Just isn’t practical to use Slack for open communities based on it’s pricing structure, but isn’t practical for Discord to exist based on it’s Profit and Loss statement.
Gotta be some way to split the difference and make money with online community chat without paying north of $8 per user.
For Element, I suspect they'd be best off using Element Server Suite (https://element.io/server-suite) which are the official helm charts for Element, Synapse and the various component parts. To scale elastically they'd need the Pro version, but we could provide them with a discounted license of some kind (but not free, given Element isn't profitable yet and we need the $ to actually work on Matrix...)
If anyone reading this wants to talk, hit me up at matthew at element.io (or @matthew:matrix.org on Matrix)
They haven't considered that, because until this week they didn't need to.
Some Linux Foundation projects use Zulip, and the team behind the project seem willing to host for free.

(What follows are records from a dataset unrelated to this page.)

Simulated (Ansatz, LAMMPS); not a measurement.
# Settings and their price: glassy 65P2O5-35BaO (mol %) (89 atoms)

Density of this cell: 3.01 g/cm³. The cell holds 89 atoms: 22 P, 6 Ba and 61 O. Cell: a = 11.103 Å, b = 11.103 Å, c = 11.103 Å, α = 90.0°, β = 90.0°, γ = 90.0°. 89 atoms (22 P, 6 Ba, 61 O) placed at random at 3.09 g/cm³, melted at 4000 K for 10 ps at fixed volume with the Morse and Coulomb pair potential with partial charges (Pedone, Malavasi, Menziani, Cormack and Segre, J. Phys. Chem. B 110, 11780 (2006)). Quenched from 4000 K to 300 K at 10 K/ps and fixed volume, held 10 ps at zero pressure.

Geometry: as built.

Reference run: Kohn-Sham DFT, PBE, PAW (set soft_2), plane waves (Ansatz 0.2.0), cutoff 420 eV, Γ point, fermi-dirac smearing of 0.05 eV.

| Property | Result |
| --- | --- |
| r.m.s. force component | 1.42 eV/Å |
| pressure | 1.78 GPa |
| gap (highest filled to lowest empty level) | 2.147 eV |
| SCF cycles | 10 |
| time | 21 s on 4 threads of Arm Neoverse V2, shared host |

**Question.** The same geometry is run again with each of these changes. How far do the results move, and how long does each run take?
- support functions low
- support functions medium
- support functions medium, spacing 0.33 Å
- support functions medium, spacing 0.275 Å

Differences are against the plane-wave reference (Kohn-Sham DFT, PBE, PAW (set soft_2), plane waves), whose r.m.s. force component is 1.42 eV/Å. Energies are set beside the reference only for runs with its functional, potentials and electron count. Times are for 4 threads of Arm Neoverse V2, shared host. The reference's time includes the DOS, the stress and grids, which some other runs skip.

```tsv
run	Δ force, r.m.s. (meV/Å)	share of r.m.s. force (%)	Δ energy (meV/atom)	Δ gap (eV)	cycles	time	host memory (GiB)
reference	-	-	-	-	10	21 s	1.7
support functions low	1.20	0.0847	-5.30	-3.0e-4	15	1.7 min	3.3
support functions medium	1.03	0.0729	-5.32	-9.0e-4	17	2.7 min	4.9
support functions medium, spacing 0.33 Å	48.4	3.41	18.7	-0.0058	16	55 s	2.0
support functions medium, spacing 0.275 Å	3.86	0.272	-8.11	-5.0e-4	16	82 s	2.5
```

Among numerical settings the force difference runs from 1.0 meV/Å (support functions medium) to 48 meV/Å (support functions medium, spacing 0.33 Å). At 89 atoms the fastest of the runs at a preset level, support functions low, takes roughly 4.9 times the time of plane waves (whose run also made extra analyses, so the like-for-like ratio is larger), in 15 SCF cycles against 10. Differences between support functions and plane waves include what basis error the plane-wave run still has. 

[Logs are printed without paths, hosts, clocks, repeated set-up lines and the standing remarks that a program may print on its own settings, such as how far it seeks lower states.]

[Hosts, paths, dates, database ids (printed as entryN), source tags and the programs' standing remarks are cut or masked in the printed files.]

I think consideration may have been limited by the fact that (AFAIK) Slack only provided a week's notice of this change, which has left the Kubernetes volunteers trying to act quickly to avoid losing data which isn't easily archived (private channels and DMs)
I was on the Kubernetes slack and I’ve found it much better than any of the multiple horrors that I’ve expected in Discord. It was even (somewhat) searchable.
But in the end, I never really relied on it for finding information, and am kind of sad that people keep creating chat communities instead of searchable forums.
I also think people overrate chat for actual learning or resolving issues. Even back in the IRC days, asking a question almost never yielded an immediate reply—-quite often you’d have to come back the day after and ask again, or check your DMs on screen overnight.
Forums let you ask and check for replies later, or search for similar questions, or even (shudder) get an e-mail reply, and Discord does exactly none of those things in a way that I find effective or productive.
How is IRCv3 doing these days? I remember it was supposed to address all the pain-points people had that made them want to use Slack, but I haven’t heard of anyone using it in years. Seems support for its feature-set is pretty decent: https://ircv3.net/software/clients
I would hate to see them move to Discord over Matrix. I know Matrix has its issues, but Discord is inviting the same issue a couple years down the road. Besides, Matrix could use the attention of those talented devs using it every day!
Gotta be some way to split the difference and make money with online community chat without paying north of $8 per user.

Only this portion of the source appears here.